AP News - More than two dozen journalists have been injured or roughed up while covering protests against immigration raids in Los Angeles, leading press freedom groups to question whether law enforcement has been deliberately targeting reporters on the story.
Journalists have been pelted with rubber bullets or pepper spray, including an Australian TV reporter struck while doing a live shot and a New York Post reporter left with a giant welt on his forehead after taking a direct hit. A CNN crew was briefly detained then released on Monday night.
The advocacy group Reporters Without Borders said Wednesday there have been at least 35 attacks on journalists — 30 from law enforcement — since the demonstrations started.

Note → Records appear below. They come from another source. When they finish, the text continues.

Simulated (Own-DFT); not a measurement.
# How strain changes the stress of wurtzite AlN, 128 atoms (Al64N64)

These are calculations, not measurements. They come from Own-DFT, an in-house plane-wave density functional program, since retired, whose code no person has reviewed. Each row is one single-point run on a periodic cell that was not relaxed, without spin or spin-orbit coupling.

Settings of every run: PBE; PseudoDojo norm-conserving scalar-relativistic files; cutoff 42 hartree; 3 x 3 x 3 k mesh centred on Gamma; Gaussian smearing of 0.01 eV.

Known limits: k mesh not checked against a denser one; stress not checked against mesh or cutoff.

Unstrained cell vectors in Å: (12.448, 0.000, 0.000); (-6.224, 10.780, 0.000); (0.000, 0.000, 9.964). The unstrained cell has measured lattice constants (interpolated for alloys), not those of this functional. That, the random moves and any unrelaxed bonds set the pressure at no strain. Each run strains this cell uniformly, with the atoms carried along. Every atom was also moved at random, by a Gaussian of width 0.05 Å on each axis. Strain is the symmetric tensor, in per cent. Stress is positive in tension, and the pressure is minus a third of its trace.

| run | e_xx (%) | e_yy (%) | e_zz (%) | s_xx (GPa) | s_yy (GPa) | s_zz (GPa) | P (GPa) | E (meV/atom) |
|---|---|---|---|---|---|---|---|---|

The Committee to Protect Journalists, the First Amendment Coalition and Freedom of the Press Foundation were among the groups to express concern to Secretary of Homeland Security Kristi Noem. In a letter, they said “federal officers appear to have deliberately targeted journalists who were doing nothing more than their job covering the news.”
NBC - President Donald Trump, for now, can keep control of the thousands of National Guard troops he deployed in response to immigration protests in Los Angeles, an appeals court ruled last night, pausing a lower court's order that found his actions to be unlawful. The decision from a three-judge panel in the 9th U.S. Circuit Court of Appeals came hours after U.S. District Judge Charles Breyer issued a temporary restraining order that had been set to go into effect today, saying Trump's deployment of the troops was unlawful. While Breyer's order did not apply to the deployment of 700 Marines to L.A., the appeals court ruling does. The appeals court hearing on the matter is scheduled for Tuesday.
The Guardian - A Los Angeles protester charged with assaulting a federal officer at a recent demonstration against immigration raids says he himself was brutally attacked by law enforcement and is strongly rejecting prosecutors’ allegations.
Jose Manuel Mojica, a 30-year-old born in LA, spoke to the Guardian on Wednesday at his apartment, two days after he was released from jail and charged with a federal crime carrying up to eight years in prison.
The father of four said he had gone to a Saturday demonstration in Paramount, in southern LA county near his home, after hearing reports of Immigration and Customs Enforcement (Ice) indiscriminately targeting workers and neighbors in his predominantly Latino community.
When he tried to de-escalate tensions between federal agents and protesters, he said, a group of officers took him to the ground, held him in a chokehold and pushed him into the pavement, causing a large contusion on his nose and bruises all over his body. His lawyer provided cellphone footage that partially captured the scuffle.
“We are not the violent ones. They escalated it. They are chasing down innocent people,” said Mojica, who lifted his shirt to show the bruises on his ribs. “There was a different way to handle the situation than to beat me.”
NPR - Federal agents handcuffed and forcibly removed Sen. Alex Padilla from a Homeland Security press conference held by DHS Secretary Kristi Noem. A statement on the department's X account accuses Padilla of "disrespectful political theatre." NPR's Claudia Grisales says Democrats are furious. She adds that some have said this was a defining moment for the U.S, and Padilla's removal is part of a series of actions by the administration signaling a new era of authoritarian rule.